Most likely, then, the Lakers can expect to be without the Kobe they’ve come to rely on for probably two months.
Well, two months from now the Lakers are likely to be buried so deep in the standings that Kobe won’t be able to rescue them.
They’ll either fail to make the playoffs or get in at the bottom this season, meaning they’d play one of the elite teams in the first round without the home court advantage..
What would happen? Well, last season the Lakers qualified as the No. 7 seed and were swept in the first round by the San Antonio Spurs.
Realizing all of that, I advise the Lakers to keep Kobe out for the rest of the season.
They’ve made the controversial decision to sign him for two more years for nearly $50 million. They should allow Kobe to recover for a longer period, giving him the best chance of being at full strength for the start of the 2014-15 season. Or as close to full strength as his injury permits.
Kobe deserves that and so do Laker fans.
It would be painful for Laker management to admit that keeping Kobe out would be the best way to go.
But you can’t fool the public and before long fans are going to realize the Lakers aren’t a serious championship contender this season with or without Kobe.
Not only is Kobe 35 but he’s an old 35 in terms of basketball mileage. He plays in international events most summers as a key member of the United States team. I applaud his tenacity, his competitive spirit, but now he’s fighting injuries that typically come to older players.
Eighteen years with the Lakers and he has signed to make it 20, the most anyone has played with one team in NBA history.
But now Steve Nash and Steve Blake have encountered injuries too, weakening the Lakers’ chances of contending for a championship this season.
What a miserable two seasons it has been for the Lakers.
Besides injury problems there’s been the matter of Coach Mike D’Antoni favoring a system that relies on outside shooting instead of getting the ball to the center.
A disgruntled Dwight Howard left for Houston when he became a free agent and Pau Gasol, now the starting center, has clashed with D’Antoni over the strategy.

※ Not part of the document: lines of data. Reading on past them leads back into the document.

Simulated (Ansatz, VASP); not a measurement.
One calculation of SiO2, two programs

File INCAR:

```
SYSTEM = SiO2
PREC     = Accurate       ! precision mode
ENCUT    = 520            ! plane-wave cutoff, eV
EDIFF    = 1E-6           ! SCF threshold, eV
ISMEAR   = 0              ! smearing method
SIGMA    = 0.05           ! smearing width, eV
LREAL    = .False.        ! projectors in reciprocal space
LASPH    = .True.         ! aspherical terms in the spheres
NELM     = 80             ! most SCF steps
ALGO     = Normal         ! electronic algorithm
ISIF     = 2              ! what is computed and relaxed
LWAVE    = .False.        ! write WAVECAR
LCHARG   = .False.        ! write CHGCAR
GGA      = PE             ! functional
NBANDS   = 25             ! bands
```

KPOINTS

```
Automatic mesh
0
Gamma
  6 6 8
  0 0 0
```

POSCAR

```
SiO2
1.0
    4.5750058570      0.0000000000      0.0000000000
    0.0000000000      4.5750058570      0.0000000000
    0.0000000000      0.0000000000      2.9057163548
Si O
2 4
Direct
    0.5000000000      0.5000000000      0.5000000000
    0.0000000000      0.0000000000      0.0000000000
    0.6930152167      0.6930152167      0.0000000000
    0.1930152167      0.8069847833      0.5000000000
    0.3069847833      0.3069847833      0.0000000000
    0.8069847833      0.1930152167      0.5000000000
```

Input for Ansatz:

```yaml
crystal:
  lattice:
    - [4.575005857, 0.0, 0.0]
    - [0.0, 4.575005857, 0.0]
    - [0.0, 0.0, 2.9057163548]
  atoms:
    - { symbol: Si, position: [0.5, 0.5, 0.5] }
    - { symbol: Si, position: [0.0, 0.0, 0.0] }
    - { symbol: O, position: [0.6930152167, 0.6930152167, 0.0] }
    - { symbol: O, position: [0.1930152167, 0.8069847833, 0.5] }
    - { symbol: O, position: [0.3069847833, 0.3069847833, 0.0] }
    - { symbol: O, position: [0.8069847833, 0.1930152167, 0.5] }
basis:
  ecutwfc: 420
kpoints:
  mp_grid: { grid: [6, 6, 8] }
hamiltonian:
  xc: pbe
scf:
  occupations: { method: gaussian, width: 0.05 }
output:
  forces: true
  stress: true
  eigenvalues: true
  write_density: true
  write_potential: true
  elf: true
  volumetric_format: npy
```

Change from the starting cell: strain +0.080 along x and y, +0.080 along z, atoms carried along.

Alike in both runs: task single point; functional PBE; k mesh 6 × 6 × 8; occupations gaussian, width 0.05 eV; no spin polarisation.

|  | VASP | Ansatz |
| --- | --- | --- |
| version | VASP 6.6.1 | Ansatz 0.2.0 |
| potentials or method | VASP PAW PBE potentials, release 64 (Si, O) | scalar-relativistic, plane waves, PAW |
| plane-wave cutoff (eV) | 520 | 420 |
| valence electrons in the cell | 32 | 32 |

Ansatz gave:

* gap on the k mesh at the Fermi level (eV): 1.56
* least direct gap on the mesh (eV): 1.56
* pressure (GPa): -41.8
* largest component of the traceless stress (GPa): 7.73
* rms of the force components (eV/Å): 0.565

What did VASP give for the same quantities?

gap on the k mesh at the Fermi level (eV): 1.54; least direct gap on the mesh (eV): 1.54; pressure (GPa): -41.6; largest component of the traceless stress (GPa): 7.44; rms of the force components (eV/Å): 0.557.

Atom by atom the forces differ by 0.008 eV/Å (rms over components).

Did you notice that the other night Houston coach Kevin McHale told Howard before a game in Detroit “we’re riding you tonight.”
Howard responded with his season high of 35 points.
He seldom if ever received the same encouragement from D’Antoni, who simply has a different philosophy.
Now add Kobe’s troubles to what’s been going on with the Lakers, so I recommend a long rest for him and, hopefully, a fresh start next season.